Aggregations are CPU-intensive and memory-intensive. The last part may translate into high GC (check the logs for longer GC events)
Full-text search (without aggregations) is IO latency sensitive
Indexing (especially merging) is CPU intensive and IO throughput intensive
Snapshots, replication and replication are network and disk intensive

Cluster allocation explain

Shows all the decisions that make a particular shard not to be allocated on different nodes:

curl localhost:9200/_cluster/allocation/explain?pretty -d'{
  "index": "INDEX_NAME",
  "shard": 0,
  "primary": true
}'

Also accepts the node name as a node value in the body to show the explanation only for it.

Indices shard stores

curl localhost:9200/$INDEX/_shard_stores?pretty

Returns the last exception that occurred while opening shards of this index.

Troubleshooting actions

Total shards per node

How many shards an index can have on each node (good for force-balancing the cluster):

curl -XPUT localhost:9200/$INDEX/_settings -d '{
  "index.routing.allocation.total_shards_per_node": 2
}'

Disk allocation thresholds

Prevents nodes from running out of disk.

Low watermark: when to stop allocating new shards. High watermark: when to relocate existing shards.

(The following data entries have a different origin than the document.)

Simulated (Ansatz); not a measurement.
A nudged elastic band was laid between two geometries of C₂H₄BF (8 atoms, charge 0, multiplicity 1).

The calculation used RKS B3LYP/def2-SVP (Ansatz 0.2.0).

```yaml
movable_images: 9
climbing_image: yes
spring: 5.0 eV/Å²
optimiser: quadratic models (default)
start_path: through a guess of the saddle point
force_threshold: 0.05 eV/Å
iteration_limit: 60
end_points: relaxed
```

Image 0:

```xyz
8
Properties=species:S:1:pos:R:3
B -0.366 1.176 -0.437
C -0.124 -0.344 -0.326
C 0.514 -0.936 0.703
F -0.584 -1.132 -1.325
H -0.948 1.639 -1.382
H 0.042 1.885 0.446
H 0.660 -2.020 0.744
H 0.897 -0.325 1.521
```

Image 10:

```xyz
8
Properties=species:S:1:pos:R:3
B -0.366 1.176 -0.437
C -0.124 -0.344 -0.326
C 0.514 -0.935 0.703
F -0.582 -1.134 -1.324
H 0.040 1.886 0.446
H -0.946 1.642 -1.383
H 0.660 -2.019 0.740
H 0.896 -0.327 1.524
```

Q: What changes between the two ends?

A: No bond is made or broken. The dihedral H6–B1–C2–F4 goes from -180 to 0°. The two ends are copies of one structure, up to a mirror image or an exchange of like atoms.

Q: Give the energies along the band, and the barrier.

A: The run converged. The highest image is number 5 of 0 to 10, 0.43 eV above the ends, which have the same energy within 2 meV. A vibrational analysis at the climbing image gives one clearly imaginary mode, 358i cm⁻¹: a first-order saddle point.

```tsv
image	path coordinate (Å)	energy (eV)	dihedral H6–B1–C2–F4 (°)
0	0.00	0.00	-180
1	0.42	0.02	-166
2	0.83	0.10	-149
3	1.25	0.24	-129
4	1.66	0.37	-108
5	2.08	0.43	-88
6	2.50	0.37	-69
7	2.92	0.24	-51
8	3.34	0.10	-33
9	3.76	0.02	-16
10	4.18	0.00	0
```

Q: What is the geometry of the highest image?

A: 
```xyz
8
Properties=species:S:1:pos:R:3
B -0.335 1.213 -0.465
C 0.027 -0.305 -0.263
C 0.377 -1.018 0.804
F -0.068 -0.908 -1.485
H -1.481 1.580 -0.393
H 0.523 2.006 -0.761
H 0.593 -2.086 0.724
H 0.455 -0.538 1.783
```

curl -XPUT localhost:9200/_cluster/settings -d '{
    "persistent" : {
        "cluster.routing.allocation.disk.watermark.low" : "70%",
        "cluster.routing.allocation.disk.watermark.high" : "85%"
    }
}'

Shard reroute (allocate, move and cancel)

Allows you to try and allocate a shard manually, or cancel a replication/relocation, or to move a shard:

curl -XPOST localhost:9200/_cluster/reroute -d '{
    "commands" : [ {
        "move" :
            {
              "index" : "INDEX_NAME", "shard" : SHARD_NUMBER,
              "from_node" : "SOURCE_NODE", "to_node" : "DESTINATION_NODE"
            }
        }
    ]
}'

Concurrent replications, relocations and bandwidth

How many shards can be replicated from each node:

curl -XPUT localhost:9200/_cluster/settings?pretty -d '{
  "persistent" : {
    "cluster.routing.allocation.node_concurrent_recoveries": 2
  }
}'

How many shards can move around, cluster-wide:

curl -XPUT localhost:9200/_cluster/settings?pretty -d '{
  "persistent" : {
    "cluster.routing.allocation.cluster_concurrent_rebalance": 2
  }
}'

How much bandwidth can recovery/rebalancing take:

curl -XPUT localhost:9200/_cluster/settings?pretty -d '{
  "persistent" : {
    "indices.recovery.max_bytes_per_sec": "20mb"
  }
}'

Transaction log settings

Trade durability for performance (less IOPS):

curl -XPUT localhost:9200/$INDEX/_settings -d '{
  "index.translog": {
    "index.translog.durability": "async"
  }
}'

GC tuning

If survivor space is mostly full, you can increase it by lowering -XX:SurvivorRatio in jvm.options (default is 8 on most platforms).

If the whole young generation (survivor + eden) is mostly full, you can increase it via -XX:NewSize.

On large heaps (>30GB, usually you’d want to stay under 30GB to get compressed pointers, but 60-90GB may be needed on some big boxes), using G1 instead of CMS should help. To do that, replace:

-XX:+UseConcMarkSweepGC
-XX:CMSInitiatingOccupancyFraction=75
-XX:+UseCMSInitiatingOccupancyOnly

With:

-XX:+UseG1GC

Clear caches

Quick way to free some heap:

curl -XPOST localhost:9200/_cache/clear